Jazz in the Dominican Republic – and the Jewish Connection

Anat Cohen performs; photo by Gabriel Rodes.

By Laurent Ross

SOSUA, Dominican Republic – The 21st edition of the Dominican Republic Jazz Festival returned to its roots on the north coast of the DR with a concert here at the Casa Marina Hotel Amphitheatre on November 2. Last year’s festival was dedicated to and centered on women as jazz artists. The theme this year was the internationalization of jazz, with each night of the festival dedicated to a particular nation. The concert in Sosua was dedicated to Israel, which was particularly fitting, given this small town’s connection to Jews.

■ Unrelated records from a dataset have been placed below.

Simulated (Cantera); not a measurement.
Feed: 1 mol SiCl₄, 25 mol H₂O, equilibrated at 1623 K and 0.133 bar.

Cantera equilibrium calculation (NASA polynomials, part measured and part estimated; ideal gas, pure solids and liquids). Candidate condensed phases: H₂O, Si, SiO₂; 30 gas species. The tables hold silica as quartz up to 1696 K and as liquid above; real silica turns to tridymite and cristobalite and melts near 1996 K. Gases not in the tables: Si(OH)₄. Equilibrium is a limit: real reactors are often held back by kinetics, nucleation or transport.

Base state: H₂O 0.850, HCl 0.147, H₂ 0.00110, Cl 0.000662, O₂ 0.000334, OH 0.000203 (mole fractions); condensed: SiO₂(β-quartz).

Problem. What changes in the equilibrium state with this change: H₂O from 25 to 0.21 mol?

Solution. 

Dictator Rafael Trujillo made the DR the only country to accept Jews fleeing Nazi Germany and Austria. Trujillo, a brutal tyrant who ruled the country for over thirty years, had his own interests in agreeing to the resettlement of 50,000 to 100,000 refugees. He wanted the world to forget about his massacre of nearly 25,000 Haitians in 1937 and he thought he could get the American Jewish Joint Distribution Committee to invest capital in the DR, investments that he would surely personally profit from. But more important, Trujillo had ideological reasons for bringing Jews here. Although of part-African descent himself, Trujillo had a strongly racist ideology and hoped that thousands of European Jews would help “whiten” his island nation.

Nonetheless, the DR was the sole country to make a commitment to resettling Jewish refugees fleeing from Adolf Hitler and Nazism. Nearly 500 came and settled here in Sosua. Today the small town has a working synagogue with an interesting museum attached to it. The synagogue has 24 members. Many of the original Jewish immigrants ended up moving on elsewhere or intermarrying with Dominicans.

The Dominican Republic Jazz Festival began here as the North Coast Jazz Festival. It is the principal fundraising activity for FEDUJAZZ, an organization dedicated to teaching poor Dominican children to play music. The festival, free to the public, raises money through advertising and the sale of VIP tickets which give purchasers access to the best seats for the series of six concerts. Last year the festival expanded to the whole DR with concerts in the capital, Santo Domingo on the southern coast, and the city of Santiago, located in the interior of the country.

The Sosua concert opened up with the Dominican guitarist Javier Vargas and his group Atre. Vargas is a professor of music at the Autonomous University of Santo Domingo (which, by the way, is the oldest university in the Western Hemisphere) and directs the Department of Popular and Folk Music at the Dominican National Conservatory of Music. He and his band played a variety of songs that were interesting combinations of jazz, Dominican folk music, and classical compositions. Particularly enchanting was his vocalist, Laura Bonifacio, who sang the gamut from straight-ahead jazz to classical.

Vargas was followed by Israeli harmonicist Roni Eytan and his quartet. Pianist Daniel Schwartzwald of the quartet was outstanding once the sound was adjusted so that the piano stood out some from the booming rhythm section. Eytan’s composition “Tribal Song” was the highlight of the quartet’s appearance. In this mix of jazz, Middle Eastern, and North African musical components, you could almost feel the humidity of the open-air auditorium dry out with the Saharan winds blowing through Eytan’s harmonica straight to our ears. Eytan ended with his version of the famous “Lala Fatima” by the great Moroccan oudist Hamid Zahir.

The climax of the Sosua concert was Israeli clarinetist Anat Cohen, voted clarinetist of the year for the last nine years by the Jazz Journalists Association. She was accompanied by the Berklee Global Jazz Ambassadors, an ensemble of some of the best students at the Berklee Global Jazz Institute. She opened with her “Happy Song,” which, true to its title, made the whole auditorium joyful with its pulsing beat and sunshiny melody. She finished with John Coltrane’s “Lonnie’s Lament,” one of my all-time favorite Coltrane compositions, second only to “Alabama.”

Laurent Ross is a professor of philosophy and mathematics at the Technological University of Santiago in the Dominican Republic.